Proximity to family eases the transition for seniors, even if they must leave their hometowns, Ellis notes. So construction of new senior housing is popping up in other growing communities, such as Solon and Strongsville, as well.
In Strongsville, three assisted-living facilities and one independent community cater to the city's building and population boom, says Barbara Nyegran, director of Strongsville's Office on Aging. As young families move in, so do the grandparents.
"Research indicates that most older adults would like to live within a 15- to 20-minute ride from their children," Nyegran says. "That is the reason that many of the buildings are going up here and people prefer living in this community."
East and South side suburbs will soon become hotbeds for assisted- and independent-living construction, just like the West Side, predicts Eileen Regan, Solon's director of senior services. "I don't think that demand is greater on the West Side, but they have a lot more available land than we do," she says.
"We have a number of residents who are LTSRs — longtime Solon residents — and they can no longer take care of their homes because of poor health or they are widowers and no longer want to stay in their homes," Regan says. "They are looking for independent senior housing. That is our greatest call right now."
Mature Solon residents don't have to drive far to find senior-living options: Stratford Commons in nearby Glenwillow, Anna Maria of Aurora and Emerald Ridge of Solon.

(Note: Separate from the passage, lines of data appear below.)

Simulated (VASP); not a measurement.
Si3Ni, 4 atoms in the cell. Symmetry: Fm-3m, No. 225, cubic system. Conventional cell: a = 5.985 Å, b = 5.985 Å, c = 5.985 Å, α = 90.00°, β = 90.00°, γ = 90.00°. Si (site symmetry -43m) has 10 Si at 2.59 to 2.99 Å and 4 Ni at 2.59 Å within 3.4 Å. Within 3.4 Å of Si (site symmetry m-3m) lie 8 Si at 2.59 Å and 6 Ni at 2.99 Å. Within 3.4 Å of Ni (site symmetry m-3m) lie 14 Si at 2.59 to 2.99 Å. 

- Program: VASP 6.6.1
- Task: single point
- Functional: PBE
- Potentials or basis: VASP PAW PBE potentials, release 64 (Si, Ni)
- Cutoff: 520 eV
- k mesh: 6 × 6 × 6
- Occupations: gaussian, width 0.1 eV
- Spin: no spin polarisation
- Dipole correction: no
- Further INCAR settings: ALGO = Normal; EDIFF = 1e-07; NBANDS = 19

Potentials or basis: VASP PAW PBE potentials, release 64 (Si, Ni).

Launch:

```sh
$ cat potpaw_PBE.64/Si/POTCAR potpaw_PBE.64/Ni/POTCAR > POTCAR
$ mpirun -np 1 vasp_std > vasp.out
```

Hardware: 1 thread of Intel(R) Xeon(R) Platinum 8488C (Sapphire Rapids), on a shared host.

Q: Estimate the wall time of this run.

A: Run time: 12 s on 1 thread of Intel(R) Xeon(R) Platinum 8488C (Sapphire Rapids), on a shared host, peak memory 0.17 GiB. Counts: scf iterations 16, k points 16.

This month, Solon residents will vote on a city issue that would create special zoning for independent senior dwellings. A second vote would allow a specific project to be built to answer the demand, Regan says. That project's residents would lean on the services at the city's senior center, which opened last year, and enjoy the benefits of living in a community designed for mature adults.
"The location is a stone's throw from [the senior center], adjacent [to] the library and close to stores like Giant Eagle," Regan notes. "That type of independent-living community is the most crucial step between leaving your home and [entering] a nursing home."